Christian parents! what think you of this? When bending over the grave of a beloved child, with the cherished hope of meeting it in heaven, how would such intelligence as this startle you from your dream of reunion there, and cast a deep pall of desolation around your sorrowing hearts? Does not the parent’s faith forbid the intrusion of a doctrine so revolting as this? Though you have been in your home, the divinely appointed representative of your child, and in its baptism exercised faith in its behalf, on the ground of those natural and moral relations which the Lord has constituted between you and your child, yet in this startling dogma of the enemies of its baptism, you find a virtual denial of the existence of such moral relations and parental vicarage; yea, a denial of parental stewardship and of the religious ministry of the Christian home. The revulsion with which the Christian heart receives such a denial of infant baptism is at least a presumptive evidence against it. But we think enough has been said to lay the foundation of some practical comments upon the subject of Christian baptism.
If it is a fact that infants are proper subjects of baptism, then it is the duty of Christian parents to have them baptized. It is not only a duty, but a delightful privilege, to consecrate them to God in a perpetual covenant never to be forgotten, regarding them as the members of the kingdom of Christ, and so called to be God’s children by adoption and grace.

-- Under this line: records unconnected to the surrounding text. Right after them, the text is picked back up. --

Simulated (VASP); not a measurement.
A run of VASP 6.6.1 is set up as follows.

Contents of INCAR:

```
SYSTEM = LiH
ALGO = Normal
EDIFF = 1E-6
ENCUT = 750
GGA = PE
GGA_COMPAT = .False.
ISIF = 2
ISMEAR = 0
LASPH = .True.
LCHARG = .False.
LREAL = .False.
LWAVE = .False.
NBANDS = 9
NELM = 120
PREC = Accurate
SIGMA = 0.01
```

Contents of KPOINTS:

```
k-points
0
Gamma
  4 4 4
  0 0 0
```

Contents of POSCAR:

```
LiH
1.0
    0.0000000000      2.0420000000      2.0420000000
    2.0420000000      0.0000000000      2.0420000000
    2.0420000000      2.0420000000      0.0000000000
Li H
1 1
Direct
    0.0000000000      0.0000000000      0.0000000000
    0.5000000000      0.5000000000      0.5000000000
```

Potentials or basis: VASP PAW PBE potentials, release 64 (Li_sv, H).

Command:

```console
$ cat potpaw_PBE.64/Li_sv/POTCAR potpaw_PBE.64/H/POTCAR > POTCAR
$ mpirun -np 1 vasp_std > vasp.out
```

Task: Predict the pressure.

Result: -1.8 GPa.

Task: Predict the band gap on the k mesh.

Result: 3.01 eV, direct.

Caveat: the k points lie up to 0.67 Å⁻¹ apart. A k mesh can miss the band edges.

Their baptism involves many parental duties and responsibilities. If it is both a sign and a seal of the covenant of grace, and a means of grace, so that the parent’s faith, in their baptism, places the child in covenant relation to the Incarnate Word, through the life-giving Spirit, then it is plain that the parent is bound to secure for the child those blessings which that baptism contemplates, and which hang upon the exercise of a receiving faith. This sacrament gives the child a churchly claim upon parental interposition in its behalf, in all things pertaining to its spiritual culture,—in a true religious training, in a proper direction in the use of the means of grace, in a holy Christian example. Here it is the parent’s duty to represent the church, to act for the church in religious ministrations to the child, to be the steward of the church in the Christian home, to rear up the child for a responsible membership.
No parent, therefore, who neglects the baptism of the child, can have “the answer of a good conscience towards God.” If we are satisfied to have our homes separate from the church; if we are satisfied with individualistic, disembodied, unassociated christianity,—a religion that owns no church, but which has its origin, root and maturity in the self-conscious activity of the individual, we may then neglect this duty. But in doing so, to be consistent, we must also discard the sister ordinance of the Lord’s supper, yea, all the churchly means of grace; yea, the church itself; for why repudiate one ordinance,—one idea of associated Christianity, and not all the others?